Our day’s fun was not over. On our way out of the canyon we stopped in Maca to enjoy a colca sour  – a pisco sour made with cactus fruit (sancayo) juice. While I normally skip street food due to a sensitive stomach even after living in Peru, I wasn’t passing up a colca sour! Salome knows the owner, so we also got to see the skull of a family ancestor. They don’t know exactly who the person was but found the skull when tilling the family field. They named it Juan (I think) and treat it respectfully (if charging a small gratuity to see it counts as respect). Note his elongated skull of the Collaguas people.

Maca was set up for tourism, something that gives me mixed feelings. On the one hand, I do not begrudge anyone from making a living, particularly from tasty cocktails, and if we can help drive a local economy, I am happy to do it. On the other hand, there is a fine line between sharing one’s culture and turning it into a tourist trap. Our homestay was a genuine experience, Maca was borderline and Lake Titicaca was the worst of its kind.

After our drink, we visited Santa Ana church. We had visited a handful of mountain churches on our trip, but after the grandeur of the Arequipa churches and monasteries, we were a bit churched-out. Maca’s church had been damaged in an earthquake but still retained much of its spectacular, gold-leafed interior. It also had an impressive display of statues, most with gorgeous embroidered clothing. Salome pointed out the indigenous and Spanish influences in all of these mountain churches. She also told us how the main statues used in processions would get new clothes every year and how families would try to outdo one another with the grandness of the clothing.

Finally, there were these crazy statues in the town square.

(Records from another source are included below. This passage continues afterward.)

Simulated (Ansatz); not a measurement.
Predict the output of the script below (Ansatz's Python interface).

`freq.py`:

Salome tried to ask a local about the action-hero guerrilla on the woman’s back but all the man would say was that the statue wasn’t a correct depiction. When Salome asked what the proper depiction should be or what the folktale was behind the statue, he kept complaining how the statue wasn’t done correctly. Eventually she gave up, but Matt and I felt vindicated. We feel like we have these bizarre conversations often in Spanish and always attribute it to our lack of language skills. But no, sometimes people just spend a lot of effort repeating the same non- answer over and over again!

We left Maca and made our way out of the canyon with one final scenic stop to view the mountains. Then we were on to Puno on the banks of Lake Titicaca where Salome and Lilian left us to make their long drive back to Arequipa to be home in time for the obligatory elections the next day. What a great trip we had with them!